The Securities and Exchange Commission said it has approved rule changes that will allow the American Stock Exchange to list shares in Barclays Plc's iShares Silver Trust, which is designed to track the price of the metal.
Before the Silver Trust shares can begin trading, however, the SEC would have to sign off on a registration statement allowing the shares to be publicly issued. "The registration statement has not yet been declared effective," said SEC spokesman John Heine.
Silver for May delivery at the Comex division of the New York Mercantile Exchange closed at $10.5650 per ounce, up 20.3 cents, or 2 percent, on the day. On Tuesday's high of $10.58 was the priciest level for futures since October 1983.
George Gero, vice president at RBC Capital Markets Global Futures, said heavy buying in silver was sparked by trader bullishness about the Silver Trust probably receiving final US regulatory approval in the near future.
"It seems like the SEC is favourable toward the Barclays silver ETF (exchange-traded fund) and they are moving ahead, and that I think was the major help to prices," he said. The silver ETF would be backed by silver bullion held in vaults in London, with each share worth about 10 ounces of silver.
Leading ETF provider Barclays Global Investors proposed the security last year.
Shares would be issued in baskets of 50,000 shares or multiples thereof and would be traded on the Amex like other securities, as is Barclays' iShares Comex GOLD Trust. The sponsor fee for the shares is set at 0.5 percent of the net assets of the trust, the SEC said.

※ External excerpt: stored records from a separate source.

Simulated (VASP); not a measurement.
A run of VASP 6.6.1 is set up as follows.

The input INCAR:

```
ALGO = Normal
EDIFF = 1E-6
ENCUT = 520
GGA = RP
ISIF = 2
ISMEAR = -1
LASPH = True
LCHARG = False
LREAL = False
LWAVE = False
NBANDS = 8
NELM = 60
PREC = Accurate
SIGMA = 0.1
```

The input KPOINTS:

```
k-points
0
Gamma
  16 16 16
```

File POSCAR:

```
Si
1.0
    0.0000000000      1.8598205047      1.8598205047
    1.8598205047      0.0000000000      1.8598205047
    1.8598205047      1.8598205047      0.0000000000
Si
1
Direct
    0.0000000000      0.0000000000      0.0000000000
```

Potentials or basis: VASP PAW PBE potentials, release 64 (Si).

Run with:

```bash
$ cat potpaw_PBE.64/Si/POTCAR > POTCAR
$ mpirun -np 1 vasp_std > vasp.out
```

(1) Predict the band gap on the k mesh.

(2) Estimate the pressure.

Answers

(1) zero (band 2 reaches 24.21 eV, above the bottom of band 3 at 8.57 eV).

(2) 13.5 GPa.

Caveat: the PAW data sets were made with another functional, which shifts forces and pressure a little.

John Reade, analyst with investment bank UBS, said silver prices may go higher if the ETF winds up triggering both substantial spot purchases and investor buying on fears of potentially decreasing liquidity in the global market.
"Silver has hit our one-month target of $10.50/oz but we believe that it can trade towards our three-month target of $11/oz very quickly. "Longer term forecasts will now be highly dependent on the investor interest in the ETF," he said.
Spot silver rose as high as $10.55 an ounce and was last indicated at $10.53/10.56, against $10.33/36 at Monday's late quote in New York. London bullion dealers fixed the daily spot silver reference rate at $10.28 an ounce.
Gold, meanwhile, finished lower as a firmer dollar pressured the safe haven precious metal. Comex April gold was down $2.90 at $553.20 an ounce, after dealing from $556 to a one-week low of $547. RBC's Gero said gold futures trading was dominated by rollover into the next active June contract from current benchmark April gold.
Spot gold slipped to $551.80/552.70 an ounce, against on Monday's late New York quote at $553.90/4.80. On Tuesday's late fix was $547.50. The dollar strengthened after a core gauge of US inflation for February core producer prices rose a more-than-expected 0.3 percent.